To Grow Revenue, Increase CX Scores
Forrester Research recently uncovered a direct connection between the quality of customer experience (CX) that businesses provide and their revenue growth.
The research, which applies Forrester’s CX Index data to model how CX improvements drive revenue growth across 13 industries, found that for banks, a one-point improvement in CX Index scores could result in $124 million in increased revenue. For mass market auto manufacturers, which derive higher per-unit revenue due to the high cost of a single vehicle, a one-point improvement in their CX Index score could result in $873 million in increased revenue. Even the credit card industry, which has the lowest revenue potential related to CX Index scores, had an advocacy revenue potential that is five times greater than other industries, accounting for 15 percent of companies’ total CX-driven revenue potential.
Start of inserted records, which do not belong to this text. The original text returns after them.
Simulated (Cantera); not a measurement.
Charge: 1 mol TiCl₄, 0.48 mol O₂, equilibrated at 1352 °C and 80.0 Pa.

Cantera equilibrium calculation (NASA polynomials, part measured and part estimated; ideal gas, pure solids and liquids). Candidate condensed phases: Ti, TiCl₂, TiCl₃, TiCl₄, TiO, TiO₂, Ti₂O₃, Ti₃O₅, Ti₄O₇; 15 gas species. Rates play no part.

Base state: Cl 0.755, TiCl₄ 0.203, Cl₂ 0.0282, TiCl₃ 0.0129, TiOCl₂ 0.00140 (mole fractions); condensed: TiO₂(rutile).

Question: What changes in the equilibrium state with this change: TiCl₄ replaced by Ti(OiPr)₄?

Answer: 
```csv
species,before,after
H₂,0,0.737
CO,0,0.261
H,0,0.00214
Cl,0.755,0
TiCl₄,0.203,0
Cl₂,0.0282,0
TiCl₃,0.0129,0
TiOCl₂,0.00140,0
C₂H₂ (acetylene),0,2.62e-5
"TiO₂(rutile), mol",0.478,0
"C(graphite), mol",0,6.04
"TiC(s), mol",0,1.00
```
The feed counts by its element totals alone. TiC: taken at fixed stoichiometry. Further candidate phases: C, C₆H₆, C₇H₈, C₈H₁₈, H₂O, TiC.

Forrester’s research also found three distinct patterns in the relationship between revenue potential and CX quality. The first occurs when revenue potential and CX quality exhibit a sustained correlation. In this scenario, each one-point CX improvement yields the same increase in revenue. Industries that exhibit this linear relationship include TV and Internet service providers, big-box retailers, rental car providers, and auto and home insurance providers.
According to the study, there is a business benefit to improving all experiences in these industries, whether those improvements are focused on fixing problems to raise low scores or investing in innovation to raise high scores even higher.
The second pattern is when increases in revenue potential from improved CX get progressively smaller. For example, wireless service providers see the effect of improved customer experiences on revenue taper off strongly at the higher end of their CX Index score range; airlines and credit card providers see similar, though not quite as dramatic, diminished returns. For these industries, it is more beneficial to focus on fixing poor and mediocre customer experiences rather than improving those that are already satisfactory or excellent.
The third pattern is when increases in revenue potential from CX improvements get progressively bigger. The Forrester report identified banking as the industry where this happens most often. Other industries where this relationship holds, albeit not as strongly, include upscale hotels and auto manufacturing.
“Firms that focus on CX need to get savvier about the relationship between CX and revenue. That’s because it isn’t always linear,” says Maxie Schmidt-Subramanian, senior analyst serving customer experience professionals at Forrester.
“CX and revenue upside move in lockstep in some industries, but in others, like banking, the effect of improving CX is exponential. The sky is the limit, because the increase in revenue from better CX gets progressively bigger.”
As noted, not all industries should consider this the key takeaway. For wireless providers, for example, “increases in revenue from better CX get progressively smaller. They face diminishing returns of CX, so it makes most sense to focus on unhappy customers,” Schmidt-Subramanian says.
Forrester used a number of methods to determine these relationships. Customers were asked about their intentions to stay with, buy more from, and recommend companies to calculate the revenue associated with their retention loyalty, enrichment loyalty, and advocacy loyalty. A combined revenue number was then calculated for retention and enrichment loyalty. The revenue number associated with advocacy loyalty was calculated separately, and the two were added together to determine the total revenue associated with each customer’s loyalty.